I have once again matched my lowest number of to be read books. I'm back at 147 after finishing The Map and the Territory last week. The last bit of that book took an unexpected turn, but I think I get what Houellebecq was getting at with a creative/destructive impulse thing going on. It was a weird ending, but nothing like the weirdness that suffused The Wind-Up Bird Chronicle. I've read plenty of Murakami, but TWBC really takes the crown for random, weird stuff going on in a novel. I enjoyed reading the book. It's a good thing that I did as I spent several weeks working my way through all of its 600 pages. I finished that one a week or two before I read The Map and the Territory.
I had some library reading between those owned books. I read The Topeka School. I waited awhile to get this one so there was no way I was going to let it slip past the borrowing period without finishing it. I was actually reading this and The Map and the Territory simultaneously for a few days. They were getting way too mixed up in my brain so I set aside the owned book for a bit. I'm only a few years older than Ben Lerner. The sections about high school felt very real and familiar. I didn't live in Kansas, but white kids living in suburbia had a fairly consistent experience in the late 90s. The sections about proving your manliness were a bit less familiar. I relied on my size and status as a starter on the football team to vouch for my masculinity. I never really felt the need to prove anything, unless being able to bench press 315 pounds is considered demonstrating my masculinity. Maybe it was, but I was also a virgin with no girlfriend so I wasn't really checking all the stud boxes either.
I had fun reading Buzz Saw, a book about the Washington National's World Series winning season. I bought the book for the family so I never counted it as a book that I bought. My daughter read it so I wasn't just justifying a way to get a book without adding it to my tally (and violating my plan to avoid buying books in 2020). I expected it to be a quick read. I was not wrong. It was very fun to revisit the season (particularly given that there is no baseball, or any other sport, being played at the moment). I finished that book a couple of days ago. It was the 8th book I've finished this year.
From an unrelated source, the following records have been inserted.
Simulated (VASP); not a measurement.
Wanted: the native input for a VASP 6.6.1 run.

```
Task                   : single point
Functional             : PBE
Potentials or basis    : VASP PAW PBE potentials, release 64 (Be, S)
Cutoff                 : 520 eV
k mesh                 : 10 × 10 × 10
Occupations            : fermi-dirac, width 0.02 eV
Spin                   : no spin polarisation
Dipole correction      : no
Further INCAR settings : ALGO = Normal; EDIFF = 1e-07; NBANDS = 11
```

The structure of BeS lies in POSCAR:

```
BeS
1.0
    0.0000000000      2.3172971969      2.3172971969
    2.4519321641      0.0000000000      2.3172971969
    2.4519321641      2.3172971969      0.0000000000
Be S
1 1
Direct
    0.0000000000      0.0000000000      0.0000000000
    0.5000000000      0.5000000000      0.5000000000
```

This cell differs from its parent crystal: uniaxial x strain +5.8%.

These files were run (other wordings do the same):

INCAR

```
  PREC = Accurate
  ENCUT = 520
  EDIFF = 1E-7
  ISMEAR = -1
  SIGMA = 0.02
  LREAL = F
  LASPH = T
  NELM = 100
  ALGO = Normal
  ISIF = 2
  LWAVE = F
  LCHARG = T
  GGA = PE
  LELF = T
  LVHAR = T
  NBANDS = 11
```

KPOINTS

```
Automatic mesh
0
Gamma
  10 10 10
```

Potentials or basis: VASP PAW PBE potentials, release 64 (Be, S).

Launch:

I wasn't sure what to read next. I picked up a Jefferson bio that I have on my nightstand last night. It focuses on his relationship with Monticello. The book was surprisingly engaging. I had to force myself to put it down to attend to some things I needed to take care of for work. I'm not sure that I will stick with it though. I'm listening to the big Alexander Hamilton bio on Audible (after abandoning Neal Stephenson's latest), and I'm not sure I want to have two Founding Father narratives running parallel in my brain. I'm not sure what else I would read though so I may have to deal with having two sides of a big story going on at once.
Looking forward to hitting 146. I don't have much else going on in my life at the moment so it's nice to have a goal!